Opera cake

I apologise, this post has been a long time in the running!

The keener readers among you may remember that in the 2nd week of October, the stars align and a statistically improbable number of my housemates have their birthdays within the space of a few days. This miraculous event is imaginatively called ‘Birthday Week’ and this year was the year of 21sts.

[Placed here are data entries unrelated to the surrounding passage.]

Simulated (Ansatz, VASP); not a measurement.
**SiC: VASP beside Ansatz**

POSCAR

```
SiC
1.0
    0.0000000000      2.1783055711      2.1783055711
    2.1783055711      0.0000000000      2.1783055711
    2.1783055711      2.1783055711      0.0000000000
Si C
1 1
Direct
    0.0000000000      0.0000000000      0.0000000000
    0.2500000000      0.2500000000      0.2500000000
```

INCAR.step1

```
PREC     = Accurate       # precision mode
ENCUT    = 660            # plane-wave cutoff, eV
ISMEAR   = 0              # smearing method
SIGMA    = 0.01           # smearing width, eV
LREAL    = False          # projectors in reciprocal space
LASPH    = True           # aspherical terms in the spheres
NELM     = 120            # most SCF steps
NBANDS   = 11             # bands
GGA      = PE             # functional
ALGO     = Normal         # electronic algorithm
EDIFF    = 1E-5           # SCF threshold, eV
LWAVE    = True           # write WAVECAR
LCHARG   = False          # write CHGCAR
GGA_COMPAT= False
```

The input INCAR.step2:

I made a Rubik’s Cube Cake for my dear housemate Sam last year, and I struggled this year to think of something to top it. He’s a big fan of opera, so the idea of an opera-themed cake got tossed around… and then –wait, isn’t opera cake a thing?! Yes indeed, it is a thing, and this is how to make it:

Adapted from the Gateau Opera recipe in Edd Kimber’s ‘Patisserie Made Simple’

Ingredients:

Almond sponge cakes:

  • 25g unsalted butter, melted
  • 3 eggs + 3 egg whites
  • 115g ground almonds
  • 115g icing sugar
  • 30g plain flour
  • 30g caster sugar

Coffee syrup:

  • 150g caster sugar
  • 150ml water
  • 1 tbsp instant coffee

Coffee buttercream:

  • 100g softened unsalted butter
  • 200g icing sugar
  • 1 tbsp instant coffee, dissolved in a little hot water

Chocolate ganache:

  • 50g milk chocolate
  • 50g dark chocolate
  • 60ml double cream
  • 15g unsalted butter

Chocolate glaze:

  • 65g dark chocolate
  • 50g unsalted butter
  • 2 tbsp honey
  • 55ml double cream

Method:

Almond sponges:

Preheat your oven to 160*C {fan-forced}, and line a baking tray (or two, if you have them) with greaseproof paper. Grease the paper with a little butter.
Beat together the whole eggs, almonds and icing sugar for 5 minutes using an electric whisk.
Sift the flour and fold it into the mixture. Drizzle in the melted butter and fold in as well.
Wipe down a smaller mixing bowl with some lemon juice if you have any, to get rid of any grease. Put the egg whites in the bowl and whisk until they’re foamy.
Carefully add them {a third at a time} to the cake mixture, trying not to knock too much air out! If you’ve just got one tin, you’ll have to bake the cakes separately, so pour half of the mixture into the tin and bake for 8-10 minutes, and then repeat. Once they’re out, trim off any burnt edges whilst still warm.

Coffee syrup:

Heat together the water and sugar in a saucepan, stirring often, until it starts to bubble. Simmer for a couple of minutes, then take off the heat and whisk in the coffee powder.
Set aside until you’re ready to assemble!

Coffee buttercream:

Beat the butter and icing sugar together in a bowl, and add the coffee to slacken {eugh, icky word!} it and give it that subtle coffee hit. Beat until light and fluffy.

Chocolate ganache: 

Heat the cream and butter in a saucepan until near-boiling, and then pour over the chocolate in a bowl. Leave for a couple of minutes, then stir until the mix is smooth.

Chocolate glaze:

Melt together all the ingredients in a heatproof bowl, set over a pan of simmering water.

Assembly:

Deep breath! Cut each sponge in half so you’ve got 4, and put the first on a serving plate. Spoon some coffee syrup over the top, and top with a third of the buttercream.
Put the next sponge layer on top, soak with syrup and then spread a layer of ganache on top.
Put the third sponge layer on top, soak with syrup and top with another third of buttercream.
Put the last layer on, soak with syrup, and spread the rest of the buttercream on top.
Transport the whole thing carefully to the fridge and leave to set up for a few hours.
NB. This is where I stopped in order to tackle the mountain of washing up, and left the cake at this stage in the fridge overnight.
Finally, pour the chocolate glaze over the top of the cake, and trim off the edges so that they’re neat. You can use leftover glaze to pipe something on top if you wish, or you can just eat it. No judging here.

The cake will happily live in a box in the fridge for a week.